Given that, as Supremacy Clause is fond of pointing out, knowledge of the defendant and even the dispute by jurors was no great hindrance to jruy service for those of the founding generation, perhaps the modern phenomena should simply be viewed as restoring historical balance.

Allowing adversaries to decide which facts are important to the exclusion of all other facts may well have run its course.

Posted by: Soronel Haetir | Sep 11, 2010 11:23:21 AM

The jury is a methodology, like timing a car with a radar gun. It must be proven accurate. Its management must be standardized under the edict of the Equal Protection Clauses. Like a radar gun, it must be maintained, calibrated and retested for accuracy every day.

Unlike the radar gun, this tool is used by the lawyer to put people to death, and to transfer $trillions, and to have untold but important effects on the economy, the culture and the behavior of the public.

How can it be improved?

1) Selection should reflect statistical principles. If it to represent the population at large, random selection from the entire population is essential. That means, no one can get out of it. And the selection is random.

2) Stop excluding people with knowledge either of the subject matter or of the parties. If you had no recordings, having a juror who walked the boundaries of the property 10 years earlier at the time of transfer is invaluable in a property dispute. Nothing has changed. If you have someone who ran with the defendant and knows all his secrets is OK to have on the jury. Why do doctors' wives have to be forced off in a medmal case. Her bias could go either way, and the risks cancel each other.

3) Only the first secret ballot represents a valid finding. Subsequent ballots represent the opinion of a big loudmouth bully and the desire of the rest to just go home. There should be one ballot, and a supermajority requirement reflecting the burden of proof certainty.

4) Stop the slavery. Pay people their standard daily earnings, up to some high maximum.

5) Stop the hobbling of the jury. Allow note taking. Allow questioning of witnesses by juries, for example, they may want to say to an expert, "Doctor, we have no idea what you mean. Could you rephrase your opinion in simpler language?" Or would lawyers prefer they keep that feeling to themselves?

6) Allow the strengths. They have the wisdom of the crowd. They have balance. Group think and pressure is where extreme views get polished, and become less extreme.

Posted by: Supremacy Claus | Sep 11, 2010 11:18:47 PM

Lawyers have a professional duty to Google, at this late date. The lawyer failing to do it is committing legal malpractice.

Posted by: Supremacy Claus | Sep 11, 2010 11:25:56 PM

hmm he was doing good with most of it. but this statment shows he has no clue what he's talking about at least about the founding fathers!

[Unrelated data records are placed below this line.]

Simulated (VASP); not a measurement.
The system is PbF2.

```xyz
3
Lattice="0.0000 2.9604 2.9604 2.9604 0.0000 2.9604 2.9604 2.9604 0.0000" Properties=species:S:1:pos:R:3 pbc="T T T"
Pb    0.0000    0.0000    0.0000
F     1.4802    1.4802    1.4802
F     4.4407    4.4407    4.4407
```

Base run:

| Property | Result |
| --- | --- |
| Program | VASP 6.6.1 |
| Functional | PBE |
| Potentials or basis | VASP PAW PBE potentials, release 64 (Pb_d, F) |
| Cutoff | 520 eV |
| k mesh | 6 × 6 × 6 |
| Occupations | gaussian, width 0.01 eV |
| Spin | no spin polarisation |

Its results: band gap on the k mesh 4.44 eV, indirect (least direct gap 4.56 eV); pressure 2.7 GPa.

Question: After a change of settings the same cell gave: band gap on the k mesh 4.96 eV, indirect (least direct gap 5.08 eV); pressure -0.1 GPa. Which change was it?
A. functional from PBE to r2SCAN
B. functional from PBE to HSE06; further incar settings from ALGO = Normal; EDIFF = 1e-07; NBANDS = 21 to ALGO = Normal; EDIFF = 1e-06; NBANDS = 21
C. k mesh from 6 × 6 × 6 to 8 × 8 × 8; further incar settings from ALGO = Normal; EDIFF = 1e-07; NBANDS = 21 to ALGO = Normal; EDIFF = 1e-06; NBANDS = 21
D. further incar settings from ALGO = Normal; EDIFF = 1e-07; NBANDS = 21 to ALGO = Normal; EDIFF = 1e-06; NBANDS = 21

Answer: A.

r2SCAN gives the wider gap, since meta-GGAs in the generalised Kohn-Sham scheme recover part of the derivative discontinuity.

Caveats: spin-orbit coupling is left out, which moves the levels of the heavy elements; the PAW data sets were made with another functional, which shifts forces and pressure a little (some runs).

"When the Framers drafted the Sixth Amendment and provided that the accused in a criminal case would have the right to a speedy and public trial by an “impartial jury,” it is unlikely that they imagined the members of that impartial jury becoming Facebook friends during deliberations, or Googling the defendant’s name during trial."

Sorry to break it to him but when the jury was created most people in most towns in this country KNKEW EVERYONE there and KNEW most of their business .....like the old saying "ain't no secrets in a small town"

The jury was created to PROTECT the defendant from the Govt! They would know him/her and know pretty much how you had lived your whole life to the point suddenly the govt was after you! At that point the jury would be able to look at the defendant and AT THE SAME TIME look at the law itself.

Posted by: rodsmith | Sep 12, 2010 1:49:31 AM

If you are interested, I've also discussed some of these issues on a podcast at the Mercatus Center at George Mason University, http://surprisinglyfree.com/2010/09/13/caren-myers-morrison-on-jury-2-0/. One issue that makes it difficult to simply go back in time to the medieval village model is that so much of the information on the Internet is erroneous, misattributed, or even malicious. So "knowing" the defendant because he was a neighbor is not exactly the same as reading everything about a person on the Web.